The proposed legislation -- due to be debated in the House of Commons on Monday -- has been criticised because it gives the authorities more powers to prevent noisy and disruptive protests.

At the same time, it is taken to task by its critics for failing to deal adequately with the problem of violence against women. It comes against a background of a recent decline in successful prosecutions for rape and sexual assault.

Women's safety is on the agenda of a meeting of the government's Crime and Justice Taskforce, called by the prime minister on Monday.

"The fundamental issue that we have to address as a country, and as a society and as government, is that women must feel -- and people must feel, but women in particular must feel -- that when they make serious complaints about violence, about assault, that they are properly heard and properly addressed, and we're gonna make sure that that happens," Boris Johnson said.

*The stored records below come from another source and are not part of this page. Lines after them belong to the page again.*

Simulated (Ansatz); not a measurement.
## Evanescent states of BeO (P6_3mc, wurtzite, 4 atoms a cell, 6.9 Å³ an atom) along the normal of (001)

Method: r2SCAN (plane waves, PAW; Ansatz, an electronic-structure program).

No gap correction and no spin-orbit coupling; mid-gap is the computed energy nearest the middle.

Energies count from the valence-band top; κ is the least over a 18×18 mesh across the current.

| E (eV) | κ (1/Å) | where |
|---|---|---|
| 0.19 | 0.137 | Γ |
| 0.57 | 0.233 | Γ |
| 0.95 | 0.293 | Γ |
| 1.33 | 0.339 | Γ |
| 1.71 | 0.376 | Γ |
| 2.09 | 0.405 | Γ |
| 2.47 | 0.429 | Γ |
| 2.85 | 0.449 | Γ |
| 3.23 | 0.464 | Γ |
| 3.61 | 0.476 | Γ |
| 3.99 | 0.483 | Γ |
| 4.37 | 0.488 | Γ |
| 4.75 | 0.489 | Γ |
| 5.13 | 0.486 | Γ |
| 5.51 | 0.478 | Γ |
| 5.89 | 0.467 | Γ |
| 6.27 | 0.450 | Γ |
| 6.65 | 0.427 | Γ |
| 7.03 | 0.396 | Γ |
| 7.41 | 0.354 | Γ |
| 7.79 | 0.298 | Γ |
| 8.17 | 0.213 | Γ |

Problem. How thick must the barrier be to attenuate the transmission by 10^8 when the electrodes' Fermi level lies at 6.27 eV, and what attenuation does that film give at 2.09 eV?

But the opposition Labour Party has directed its MPs to vote against the crime bill, noting that women are not mentioned once in its 296 pages. 

It has called on the government to stop talking, toughen penalties for rapists and take action against street harassment and stalking.

"This is a missed opportunity to tackle violence against women and girls that has become endemic in the UK," said David Lammy, Labour’s spokesman on justice.

Veteran Labour MP Harriet Harman, chair of the parliamentary human rights committee, plans to table provisions "to criminalise the sort of street harassment which happens routinely and which makes women's lives a misery", as she outlined in a letter to government ministers.

Among them is a proposal to widen the scope of powers to combat kerb-crawling, currently only illegal when it's to pay for sex.

"A schoolgirl walking home on her own in the dark: it's not a criminal offence if you kerb-crawl her. If a young woman is on her way home, then it's not an offence to kerb-crawl her. We can at least change the law on that, and I would suggest the penalty ought to be losing their licence and that would stop vans and cars kerb-crawling girls straightaway," Harman said.

Boris Johnson also said in a statement he was "deeply concerned" by images of police breaking up Saturday's vigil. 

But former UK Supreme Court judge Lord Sumption said Saturday's events were the direct result of the government's planned regulations.

"Last year's lockdown regulations contained an exception for demonstrations and political protests, provided that they had agreed on a protocol in advance with the public authorities including the police. That exception was deliberately removed at the end of last year because the government did not want to allow political protests," he told BBC Radio.

Police broke up Saturday's demonstration after hundreds of women gathered in a park in south London on Saturday to hold a vigil for Sarah Everard. The 33-year-old marketing executive's body was found a week after she disappeared.

The event took place near where she was last seen as she walked home. A police officer has been charged with her kidnap and murder.